The Shift to Agentic Systems Engineering

Coding agents have moved beyond simple script generation into the realm of AI systems engineering. By leveraging "skills"—defined as versioned, file-based context—engineers can move tasks from zero-shot attempts to robust, few-shot workflows. The core philosophy is to expose open primitives to agents rather than hiding them behind opaque, abstracted APIs, allowing agents to interact directly with the hardware and data layers.

Three Levels of Agentic Autonomy

Ben Burtenshaw outlines three tiers of increasing complexity for agent-driven engineering:

  1. Interactive CUDA Kernel Development: Agents can now write and optimize CUDA kernels, traditionally a highly specialized task. By using the Hugging Face kernels library, agents can benchmark performance against specific hardware matrices. This approach treats kernels as versioned repositories on the Hub, allowing agents to act as publishers who can achieve significant speedups (e.g., 94% improvement in specific inference scenarios) by optimizing for memory bandwidth rather than just compute.
  2. End-to-End Model Fine-tuning: Agents can automate the training pipeline by taking a prompt and executing a full fine-tuning run. Tools like Unsloth and Hugging Face CLI skills allow agents to manage the entire lifecycle, from data preparation to model deployment, making high-level ML engineering accessible in hours rather than days.
  3. Multi-Agent Research Labs: This represents the most autonomous tier, where a team of specialized agents (Researcher, Planner, Worker, Reporter) collaborates to improve training scripts. The Researcher scouts literature via the Hub, the Planner manages job queues, Workers implement architectural changes, and the Reporter pushes metrics to an open dashboard (Trackio). This setup allows for parallel, overnight experimentation where agents iterate on training efficiency based on verifiable metrics.

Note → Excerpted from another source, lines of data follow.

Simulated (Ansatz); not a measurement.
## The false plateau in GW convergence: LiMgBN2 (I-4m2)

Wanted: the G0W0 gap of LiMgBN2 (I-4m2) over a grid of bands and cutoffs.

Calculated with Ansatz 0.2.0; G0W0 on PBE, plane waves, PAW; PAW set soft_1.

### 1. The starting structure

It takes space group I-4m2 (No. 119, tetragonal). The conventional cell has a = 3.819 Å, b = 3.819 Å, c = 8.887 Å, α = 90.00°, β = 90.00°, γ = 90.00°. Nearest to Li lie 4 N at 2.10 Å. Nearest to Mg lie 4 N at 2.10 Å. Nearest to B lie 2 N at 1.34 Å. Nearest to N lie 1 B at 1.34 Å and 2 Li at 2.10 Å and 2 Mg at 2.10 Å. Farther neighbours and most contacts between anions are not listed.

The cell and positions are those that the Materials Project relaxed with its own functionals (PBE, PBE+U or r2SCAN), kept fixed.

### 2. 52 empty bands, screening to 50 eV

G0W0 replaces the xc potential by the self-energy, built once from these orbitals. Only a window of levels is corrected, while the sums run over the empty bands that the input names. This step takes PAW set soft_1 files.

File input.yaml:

The Importance of Open Primitives

For agents to be effective, they require access to open, transparent data layers. Trackio is highlighted as a superior tool for agentic workflows because it stores data in an open format (Parquet), allowing agents to query, visualize, or manipulate metrics without being restricted by a proprietary UI. The key takeaway for builders is to prioritize tools that provide this level of data accessibility, as it prevents the agent from hitting a "ceiling" where it can no longer reason about or improve the system it is managing.